Australia on Friday announced it will join the Climate and Clean Air Coalition, a UN-led initiative to cut short-lived climate pollutants such as soot and methane.
The initiative, launched in February this year, targets emissions that contribute to climate change and cause local air pollution that can threaten human health.
“The science suggests that acting quickly to reduce short-lived climate pollutants, which are more potent than carbon dioxide, has the potential to slow down warming by 2050,” Mark Dreyfus, Australia’s parliamentary secretary for climate change, said in a statement.
Emissions targeted by the initiative only stay in the atmosphere for a few years, as opposed to carbon dioxide, which can remain there for a century.
The group’s backers say cutting emissions of gases like methane and black carbon can have an immediate impact on rising temperatures, and buy the world more time to deal with CO2 emissions in a new global climate agreement.
The Climate and Clean Air Coalition aims to take action against diesel emissions from large trucks and engines, and cut black carbon emissions by upgrading brick kilns.

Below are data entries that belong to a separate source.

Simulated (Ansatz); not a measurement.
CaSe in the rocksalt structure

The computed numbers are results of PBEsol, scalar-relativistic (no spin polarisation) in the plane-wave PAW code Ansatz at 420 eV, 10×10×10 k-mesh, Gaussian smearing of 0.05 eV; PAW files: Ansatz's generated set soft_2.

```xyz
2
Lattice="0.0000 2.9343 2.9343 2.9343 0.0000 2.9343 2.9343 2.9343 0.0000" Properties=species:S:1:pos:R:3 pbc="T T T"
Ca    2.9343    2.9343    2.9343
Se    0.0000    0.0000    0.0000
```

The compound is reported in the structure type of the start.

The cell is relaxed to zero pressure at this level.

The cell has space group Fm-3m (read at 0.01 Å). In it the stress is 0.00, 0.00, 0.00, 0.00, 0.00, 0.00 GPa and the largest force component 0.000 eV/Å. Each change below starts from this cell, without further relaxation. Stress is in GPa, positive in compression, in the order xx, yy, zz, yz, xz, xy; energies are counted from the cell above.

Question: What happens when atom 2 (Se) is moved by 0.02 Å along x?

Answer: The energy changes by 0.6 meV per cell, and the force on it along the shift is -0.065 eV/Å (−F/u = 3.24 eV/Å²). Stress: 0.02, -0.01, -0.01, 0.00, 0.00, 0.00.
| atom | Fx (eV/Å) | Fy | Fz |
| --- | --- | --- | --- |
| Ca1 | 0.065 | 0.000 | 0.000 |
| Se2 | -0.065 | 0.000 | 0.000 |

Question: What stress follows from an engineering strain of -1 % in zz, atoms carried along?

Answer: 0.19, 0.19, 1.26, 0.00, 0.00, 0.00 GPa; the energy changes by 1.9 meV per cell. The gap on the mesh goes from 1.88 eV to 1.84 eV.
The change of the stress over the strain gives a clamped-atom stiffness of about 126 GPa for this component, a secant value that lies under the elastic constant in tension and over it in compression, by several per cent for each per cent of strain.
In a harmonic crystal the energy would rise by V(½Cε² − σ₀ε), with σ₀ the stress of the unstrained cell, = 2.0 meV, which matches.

It also wants to cut methane emissions from landfills and in the oil and gas industry, and launch alternatives to hydrofluorocarbons in products like refrigerators.
Australia becomes the nineteenth national government to join the Coalition, joining major emitters such as Germany, Japan, the UK and the US, but the group also includes developing nations such as Bangladesh, Ghana and Nigeria.
The European Commission, the UN Environment Program and the World Bank also participate.